Criticizing charedim — what about our kids?

Criticizing charedim — what about our kids?

Hundreds of thousands of charedim marched against military conscription last Sunday. The issue is tearing Israel apart.

More secular Israelis argue that the charedim are parasites. They don’t work. They live off government subsidies. Worse, they don’t fight for the country, expecting some other’s guy’s kid to risk his or her life and possibly die so the charedim can sit idly and study, contributing nothing meaningful to the country.

The charedi response is that their Torah study defines the essential character of the Jewish state. After all, without the Torah and Judaism, what distinguishes Israel from Belgium? The contribution of the young man with side curls sitting in front of a Talmud is no less valuable than his olive-green clad counterpart holding an M16. The latter focuses on Israel’s physical survival, the former on its spiritual continuity. And just as you can’t have a body without a soul, you can’t have an army that doesn’t have a spiritual reason to fight.
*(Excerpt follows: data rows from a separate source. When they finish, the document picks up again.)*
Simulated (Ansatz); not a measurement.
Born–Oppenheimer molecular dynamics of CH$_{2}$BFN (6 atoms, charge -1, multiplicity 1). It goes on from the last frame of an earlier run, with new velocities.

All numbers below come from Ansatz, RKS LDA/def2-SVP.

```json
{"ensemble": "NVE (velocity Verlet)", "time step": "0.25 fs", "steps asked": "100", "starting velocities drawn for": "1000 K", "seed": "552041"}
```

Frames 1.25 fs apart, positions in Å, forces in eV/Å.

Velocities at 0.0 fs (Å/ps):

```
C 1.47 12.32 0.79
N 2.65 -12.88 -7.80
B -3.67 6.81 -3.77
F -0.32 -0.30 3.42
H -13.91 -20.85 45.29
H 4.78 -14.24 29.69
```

More extreme charedim take the view that Israel is an unkosher secular state, hostile to Judaism. They will not fight for it, die for it, or contribute anything to it. (That doesn’t seem to stop them from living off the fat of the land.)

Finally, there are those in the middle who take a more pragmatic view. Israel’s army is big enough. It doesn’t need the charedim. Besides, they will make poor soldiers. Why bother?

Not being a general, I cannot comment authoritatively on this view. But as a father who has a daughter who just completed her military service in Israel as a lone soldier, I ask a different question: what is best for the charedim themselves?

It is no secret that the charedi community is sinking deeper and deeper into poverty. Many charedim live lives bereft of the dignity of self-sufficiency. This is not because they have no secular training. I believe it is because the absence of volunteerism suffocates their sense of entrepreneurship.

Many Chabad youth in Israel lack secular knowledge but still serve in the military. Even more go on two-year “emissaryships” throughout the world, spreading the light of Judaism, working with disabled children, staffing Jewish community centers, and teaching in nurseries and schools.

For two years, from 19 to 21, I served a Chabad emissaryship in Sydney, Australia. Those were the two most important years of growth in my life. Far away from home, I learned independence, studied with scores of teenagers, put on large communal events, and made friends for life. Being forced to engage a community as an adolescent made me take risks and overcome the fear of rejection.

Last Sunday’s New York Times ran a front-page profile on the benefits that accrue to Mormon missionaries who are posted throughout the world. The article focused on how the church has just opened its missions to young women between the ages of 19 and 21, like the men, and was immediately inundated with more than 35,000 applications. On these missions, young Mormons learn languages, transcend parochialism, and become industrious and entrepreneurial in trying to make their mission successful.

Chabad does not missionize non-Jews, and the ethics of such efforts on the part of the Mormons is beyond the scope of this column. What is the focus is how years of national service, be they in the military or community, are essential to character formation and independence. The charedim are missing out.

While the charedi love of Judaism and devotion to tradition is admirable, Judaism is not authentic when it is focused mostly on the self.

While the Israeli military arguably is the most important incubator of Israeli entrepreneurship, as the book “Startup Nation” says compellingly, many charedi leaders fear an erosion of religious observance in the military. But what is their excuse for not sending out their youth for two years of national service that assists Israel and the Jewish people?

Our nation is under threat not just from Iran’s nukes and Palestinian terror. Assimilation is gnawing away at the very heart of the Jewish people. The dismal Pew Research study that showed American intermarriage and assimilation reaching 6 out of 10 Jews was devastating. Charedim are, in theory, the best educated Jews. Surely they can go out, teach, and help reverse that trend.

Charedim capable of military service should serve where needed. Once the quotas are filled, the rest should commit to two years of national service. This need not disrupt their Torah study. In my two years in Sydney we were required to study from early morning till the afternoon. We devoted the rest of our day to study with others, communal programming, visiting the elderly, and teaching at schools. My son Mendy, who put in his two years in Frankfurt, Germany, had a similar schedule.

But let us American Jews who criticize the charedim at the very least confess our own hypocrisy. As we watch this debate from across the Atlantic, what programs of national service are our own children engaged in? Are American Jewish parents more concerned about their own kids’ volunteerism and character-building in the gap year after high school, or just in acing the SATs and getting into a good university? We can’t look down at charedim for not serving while all we focus on is getting little Johnnie into Harvard.

The time has come for a year of national service for every American high school graduate with the Jewish community leading the way.